Beams in the garage. Happy that we won't have a load-bearing wall separating the single bay from the double bay as our Sr initially told us.

Studs 14" apart

Side garage

Both floors have been framed.

Flood in the exit stairwell. Doors are in.

Looking through the great room and first floor bedroom from the kitchen.

HVAC and plumbing eat up a lot of space in the basement.

Stairs to the basement.

Ductwork in the attic


Garage is drywalled


Upstairs hallway view from master bedroom. Left door is bedroom 4. Door to right is laundry.

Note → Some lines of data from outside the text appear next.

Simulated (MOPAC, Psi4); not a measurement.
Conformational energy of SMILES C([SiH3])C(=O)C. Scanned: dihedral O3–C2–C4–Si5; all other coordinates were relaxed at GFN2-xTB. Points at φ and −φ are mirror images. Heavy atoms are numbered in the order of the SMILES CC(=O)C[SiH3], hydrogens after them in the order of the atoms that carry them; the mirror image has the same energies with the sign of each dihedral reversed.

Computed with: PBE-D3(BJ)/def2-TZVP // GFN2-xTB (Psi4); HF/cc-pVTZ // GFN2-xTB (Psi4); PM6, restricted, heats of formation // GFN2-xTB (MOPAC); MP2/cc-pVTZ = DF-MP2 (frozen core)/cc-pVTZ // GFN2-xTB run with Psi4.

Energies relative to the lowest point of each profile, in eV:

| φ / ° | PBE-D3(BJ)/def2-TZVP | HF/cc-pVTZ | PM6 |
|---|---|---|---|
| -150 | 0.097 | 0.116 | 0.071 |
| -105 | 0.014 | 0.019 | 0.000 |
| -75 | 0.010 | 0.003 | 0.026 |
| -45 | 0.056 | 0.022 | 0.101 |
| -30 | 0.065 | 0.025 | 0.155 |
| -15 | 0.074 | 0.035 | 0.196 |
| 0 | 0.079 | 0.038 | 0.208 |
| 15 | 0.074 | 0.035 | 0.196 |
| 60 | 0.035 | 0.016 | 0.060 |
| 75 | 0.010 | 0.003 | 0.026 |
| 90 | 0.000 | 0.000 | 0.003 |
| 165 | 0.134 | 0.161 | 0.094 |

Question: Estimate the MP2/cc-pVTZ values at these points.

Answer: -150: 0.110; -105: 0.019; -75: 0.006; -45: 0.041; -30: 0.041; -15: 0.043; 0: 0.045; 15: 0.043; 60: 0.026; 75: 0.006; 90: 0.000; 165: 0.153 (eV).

Unfinished basement is insulated.

Bonus room windows.
Brickwork has also started.

Saturday, May 10, 2014

Rate locked in and closing costs info

We locked in our rate yesterday. Forecast is that rates will go higher by the end of the year and looking at the trend last year, lowest interest rates were between April to early May. But REALLY no one knows what's going to happen with the rates! We are just tired of risking so we locked in after 3 days of getting a daily email from our LO. Our rate is about 0.125% lower than the rate when we signed our contract in January so at least that's good.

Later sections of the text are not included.